Baja Chicken and Slaw Sandwiches

Posted by Vanessa in Cooking, August 22, 2011

By no means am I the Sandwich Queen, but every once in a while I love a well-executed one for dinner.  (Did you guys watch The Next Food Network Star?  I was thrilled when Jeff, aka The Sandwich King, won and then equally disappointed to find out his show airs on Sunday mornings when, barring one of our kiddos being sick, we are never home.  I can’t understood why they run new shows every Sunday morning…seriously, Food Network, not cool.)  But anyways, back to the matter at hand.  I loved this sandwich. The grilled chicken is elevated to another level with this slightly spicy, crunchy slaw with a cool, creamy sauce and who, tell me who, doesn’t like a little Hawaiian bread.  That stuff rocks.  This is one sandwich I wouldn’t mind having again and again.

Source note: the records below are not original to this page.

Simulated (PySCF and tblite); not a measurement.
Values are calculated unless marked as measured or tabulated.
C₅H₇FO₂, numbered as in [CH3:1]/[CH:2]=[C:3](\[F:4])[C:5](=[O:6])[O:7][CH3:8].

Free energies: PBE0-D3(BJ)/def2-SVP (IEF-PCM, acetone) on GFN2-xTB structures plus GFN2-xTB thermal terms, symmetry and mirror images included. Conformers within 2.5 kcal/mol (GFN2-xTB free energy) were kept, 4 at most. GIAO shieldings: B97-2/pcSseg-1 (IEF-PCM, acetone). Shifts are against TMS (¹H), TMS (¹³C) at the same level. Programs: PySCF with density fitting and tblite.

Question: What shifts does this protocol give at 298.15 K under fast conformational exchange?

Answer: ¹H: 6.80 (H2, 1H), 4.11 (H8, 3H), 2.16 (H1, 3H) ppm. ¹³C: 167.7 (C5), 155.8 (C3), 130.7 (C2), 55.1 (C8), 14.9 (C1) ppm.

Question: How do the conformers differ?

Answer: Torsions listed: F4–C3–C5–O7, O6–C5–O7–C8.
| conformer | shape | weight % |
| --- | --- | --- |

And as to why I’ve been all but absent from the blogosphere this summer, I briefly mentioned it before, but I’ve been cooking up something sweet as can be, and she’s finally here with us.

Our new baby girl joined our family earlier this month and we couldn’t be more thrilled.  And we’ve been very, very busy showering her with love and teaching how to give “gentle” kisses and hugs.  As you can imagine, with two toddlers and a newborn, blogging hasn’t exactly been easy to find time for of late, but I’m hoping to be able to get back into it soon.  I sure haven’t stopped trying new recipes, to that I’m afraid I’m forever addicted, but actually getting pictures of these recipes, and getting them online with recipes seems a bit daunting right now.  But stick with me, I do think I’ll come around.

So until next time, here’s a delicious sandwich perfect for a summer evening meal.  Enjoy!

Baja Chicken and Slaw Sandwiches

recipe slightly adapted from Taste of Home, August and September 2011
Details
  • Prep Time: 30 minutes.
  • Cook Time: 10 minutes.
  • Ready in 40 Minutes.
  • Makes: 4 Servings
Ingredients
  • 1/4 cup reduced-fat sour cream
  • 1/2 teaspoon grated lime zest
  • 2-1/4 teaspoon lime juice, divided
  • 1 cup coleslaw mix
  • 1 tablespoon finely chopped sweet onion
  • 2 tablespoons minced fresh cilantro
  • 2 teaspoons finely chopped seeded jalapeno pepper
  • 1 teaspoon sugar
  • 2 boneless skinless chicken breast halves, sliced widthwise through the middle to make 4 skinny pieces
  • 1/2 teaspoon ground cumin
  • 1/2 teaspoon chili powder
  • 1/4 teaspoon salt
  • 1/4 teaspoon coarsely ground black pepper
  • 4 Hawaiian sweet rolls, split
  • 4 lettuce leaves
  • 4 slices tomato
Directions
  • In a small bowl, combine the sour cream, lime zest and 1/4 teaspoon lime juice. In a medium bowl, combine the coleslaw, onion, cilantro, jalapeno, 2 teaspoons lime juice and sugar. Cover both and chill until ready to serve.
  • Season chicken with cumin, chili powder, salt and pepper. Grill chicken over medium heat for 4 to 7 minutes on each side, or until cooked through.
  • Grill rolls, cut side down, for 30-60 seconds or until toasted. Serve chicken on rolls with lettuce, tomato, sauce and slaw.